Average rents across Canada will increase by six per cent in 2019, but the increase could be almo...

IMAGE: (Graphic supplied by and Bullpen Research)

(Graphic supplied by and Bullpen Research)

Average rents across Canada will increase by six per cent in 2019, but the increase could be almost twice that high in Toronto, according to’s National Rent Report.

“People tend to want to separate the sales market from the rental market, but they’re connected,” said Bullpen Research & Consulting Inc. president Ben Myers, who provided analysis for’s data.

“The government wanted to cool down the pricing market that we had in 2017 in Ontario and put in measures to bring down pricing, which it has, but now it’s caused a spike in rental rates.”

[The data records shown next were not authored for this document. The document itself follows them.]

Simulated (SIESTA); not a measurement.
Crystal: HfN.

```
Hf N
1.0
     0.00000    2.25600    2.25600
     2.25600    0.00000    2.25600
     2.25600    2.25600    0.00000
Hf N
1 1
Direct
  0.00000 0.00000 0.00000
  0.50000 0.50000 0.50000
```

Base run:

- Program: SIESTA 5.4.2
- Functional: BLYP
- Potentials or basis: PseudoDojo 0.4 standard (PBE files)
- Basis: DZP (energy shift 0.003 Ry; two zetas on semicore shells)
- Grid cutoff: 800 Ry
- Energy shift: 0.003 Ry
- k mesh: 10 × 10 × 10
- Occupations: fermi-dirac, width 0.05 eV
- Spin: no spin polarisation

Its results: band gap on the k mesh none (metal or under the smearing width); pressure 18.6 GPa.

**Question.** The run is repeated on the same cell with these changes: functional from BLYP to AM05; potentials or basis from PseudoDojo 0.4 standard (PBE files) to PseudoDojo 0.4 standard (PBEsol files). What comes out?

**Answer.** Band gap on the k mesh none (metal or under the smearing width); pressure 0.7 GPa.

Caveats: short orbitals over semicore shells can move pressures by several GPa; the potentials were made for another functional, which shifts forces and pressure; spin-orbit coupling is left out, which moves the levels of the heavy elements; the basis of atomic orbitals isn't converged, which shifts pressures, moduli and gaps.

The report says Toronto’s rates could jump as much as 11 per cent, while Ottawa (nine per cent) and Vancouver (seven per cent) are also projected to be above the average.

Rents across Canada lists thousands of apartments, condominiums and houses for rent across Canada. Its data shows the average rent for a unit was $1,754 per month in November. It was $1,223 in Edmonton, $1,412 in Montreal, $1,457 in Calgary, $2,033 in Ottawa, $2,352 in Vancouver and $2,369 in Toronto.

Average asking rents in Ontario were 70 per cent higher than in Quebec and 93 per cent higher than in Manitoba, its two neighbouring provinces.

Properties listed for above $5,000 per month, as well as single-room rentals below $500 per month, were excluded from the sampling. Average rents per square foot in November ranged from $1.49 in Saskatchewan to $2.60 in Ontario.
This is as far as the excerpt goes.